Amazon Developing a Free, Ad-Supported Version of Prime Video: Report (adage.com)
Amazon is developing a free, ad-supported complement to its Prime streaming video service, AdAge reported on Monday, citing people familiar with Amazon's plans. From the report: The company is talking with TV networks, movie studios and other media companies about providing programming to the service, they say. Amazon Prime subscribers pay $99 per year for free shipping but also access to a mix of ad-free TV shows, movies and original series such as "Transparent" and "The Man in the High Castle." It has dabbled in commercials on Prime to a very limited degree, putting ads inside National Football League games this season and offering smaller opportunities for brand integrations. A version paid for by advertisers instead of subscribers could provide a new foothold in streaming video for marketers, whose opportunities to run commercials are eroding as audiences drift away from traditional TV and toward ad-free services like Netflix and Prime.
I consume probably over $300/month on average from Amazon Video (not accounting for the Prime membership) because I sit at the computer programming most of the day and can put it on a monitor on the side. If I had to have ads playing during shows/movies that would drop to $0/month. I'd prefer getting DVDs for series off of eBay or just not watching anything than sit through marketing filth and allowing it to influence my thoughts in any way.
Exactly. The fear is that this will go the way of cable TV and eventually they'll migrate from the nice paid ad-free service to an obnoxious paid ad-full service.
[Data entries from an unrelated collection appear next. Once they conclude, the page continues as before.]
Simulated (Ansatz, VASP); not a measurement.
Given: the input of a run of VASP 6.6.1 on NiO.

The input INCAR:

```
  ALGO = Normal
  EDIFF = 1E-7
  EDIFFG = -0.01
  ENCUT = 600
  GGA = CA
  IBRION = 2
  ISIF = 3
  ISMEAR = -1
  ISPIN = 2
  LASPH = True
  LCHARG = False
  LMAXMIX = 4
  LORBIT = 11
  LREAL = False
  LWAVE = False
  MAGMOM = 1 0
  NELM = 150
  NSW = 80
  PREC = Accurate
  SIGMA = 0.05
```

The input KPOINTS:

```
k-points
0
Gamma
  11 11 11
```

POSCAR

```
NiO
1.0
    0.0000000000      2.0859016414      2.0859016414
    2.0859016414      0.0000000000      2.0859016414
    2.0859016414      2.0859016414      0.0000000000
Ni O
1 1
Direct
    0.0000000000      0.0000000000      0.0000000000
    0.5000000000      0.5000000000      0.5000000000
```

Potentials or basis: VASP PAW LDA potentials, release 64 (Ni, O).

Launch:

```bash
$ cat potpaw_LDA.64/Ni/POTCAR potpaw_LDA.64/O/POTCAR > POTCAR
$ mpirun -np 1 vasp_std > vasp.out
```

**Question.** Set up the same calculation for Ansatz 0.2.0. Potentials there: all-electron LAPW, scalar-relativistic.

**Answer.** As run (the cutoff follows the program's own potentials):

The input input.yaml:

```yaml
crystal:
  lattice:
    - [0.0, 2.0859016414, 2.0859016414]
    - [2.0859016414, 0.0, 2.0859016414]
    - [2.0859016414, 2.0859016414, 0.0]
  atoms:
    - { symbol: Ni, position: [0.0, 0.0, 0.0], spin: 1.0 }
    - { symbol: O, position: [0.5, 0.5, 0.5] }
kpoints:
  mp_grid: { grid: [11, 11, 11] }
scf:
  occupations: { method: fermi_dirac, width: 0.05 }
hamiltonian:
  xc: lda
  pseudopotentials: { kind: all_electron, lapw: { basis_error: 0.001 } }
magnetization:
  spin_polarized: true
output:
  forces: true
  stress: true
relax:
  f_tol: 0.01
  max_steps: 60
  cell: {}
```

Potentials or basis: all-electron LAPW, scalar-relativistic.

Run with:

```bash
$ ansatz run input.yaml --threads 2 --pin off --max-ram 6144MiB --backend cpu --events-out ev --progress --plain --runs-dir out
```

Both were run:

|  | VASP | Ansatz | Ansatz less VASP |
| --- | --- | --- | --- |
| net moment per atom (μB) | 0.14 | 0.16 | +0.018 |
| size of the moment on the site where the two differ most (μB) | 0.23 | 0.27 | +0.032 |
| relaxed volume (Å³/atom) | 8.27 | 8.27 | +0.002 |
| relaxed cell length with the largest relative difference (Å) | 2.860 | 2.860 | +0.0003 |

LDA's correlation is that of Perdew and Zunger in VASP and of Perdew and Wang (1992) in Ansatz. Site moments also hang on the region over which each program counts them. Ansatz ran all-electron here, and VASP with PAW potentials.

In Amazon's case in particular, I could see them moving the ad-free version to a added subscription on top of Prime, just like the Music Unlimited subscription. I really hope that doesn't happen.
That's what this is: basically cable TV. You may be getting the content for 'free', but there are commercials, so it's not really 'free', and you have to pay monthly for your broadband internet access (which comes in over a CABLE of some kind, one way or the other) -- so it's essentially cable TV. Gotcha. Is Comcast behind this?
I'll stick with the antenna on my roof, DVR, and DVDs.